Saturday, December 14, 2013


Jogjakarta and its sister city Surakarta, known as Solo, are the centers of Indonesian batik process. Some batik is still handmade and dyed, with wax used to resist colors. It's similar to the way Ukrainian Easter eggs are made.

Joyce from Shanghai and I squeezed in an hour to learn how batik is made and create our own souvenirs (cost: 50,000 rupiah or about $4.50). The last time I made batik was summer camp.
The factory has hundreds of stamps. They're used to apply wax.

We selected a border and the stamps, and then pressed wax onto white fabric. This man pressed a second time, to improve our work.

This is Joyce's.

Once the wax is applied, the fabric is dipped in dye, often multiple times. We only had time for one color (blue) plus white.

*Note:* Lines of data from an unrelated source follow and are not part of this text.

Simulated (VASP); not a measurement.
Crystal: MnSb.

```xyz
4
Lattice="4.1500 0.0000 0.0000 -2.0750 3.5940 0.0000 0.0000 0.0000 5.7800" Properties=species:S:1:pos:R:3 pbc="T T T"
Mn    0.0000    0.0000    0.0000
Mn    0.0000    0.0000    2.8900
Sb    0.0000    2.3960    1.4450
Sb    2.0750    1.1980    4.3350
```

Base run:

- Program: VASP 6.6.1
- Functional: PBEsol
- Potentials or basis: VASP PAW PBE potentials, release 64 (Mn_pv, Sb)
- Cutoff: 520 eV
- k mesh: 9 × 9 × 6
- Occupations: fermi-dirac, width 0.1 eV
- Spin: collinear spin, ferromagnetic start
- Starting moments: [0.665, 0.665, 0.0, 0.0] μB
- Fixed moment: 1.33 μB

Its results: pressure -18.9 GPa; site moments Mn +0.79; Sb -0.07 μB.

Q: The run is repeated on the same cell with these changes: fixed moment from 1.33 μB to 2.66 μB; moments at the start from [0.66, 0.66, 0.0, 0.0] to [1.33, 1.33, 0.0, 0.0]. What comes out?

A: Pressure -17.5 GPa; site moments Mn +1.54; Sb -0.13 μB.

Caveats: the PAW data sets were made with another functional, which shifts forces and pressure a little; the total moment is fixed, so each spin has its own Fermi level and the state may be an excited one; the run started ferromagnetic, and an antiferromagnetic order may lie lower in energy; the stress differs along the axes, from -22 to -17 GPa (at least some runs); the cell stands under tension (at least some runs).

After dying, the fabric is boiled to remove the wax, which is reused.
Here a few workers are painstakingly applying wax for detail.

The ends are sewn on an old Chinese Butterfly sewing machine. Then the fabric is ironed and placed in a gift bag. All in about 90 minutes.

Note that the accent in "batik" is on the first syllable, not the way Americans pronounce it. BAH-tik, not buh-TEAK.

Bonus points if you spot the error in my batik.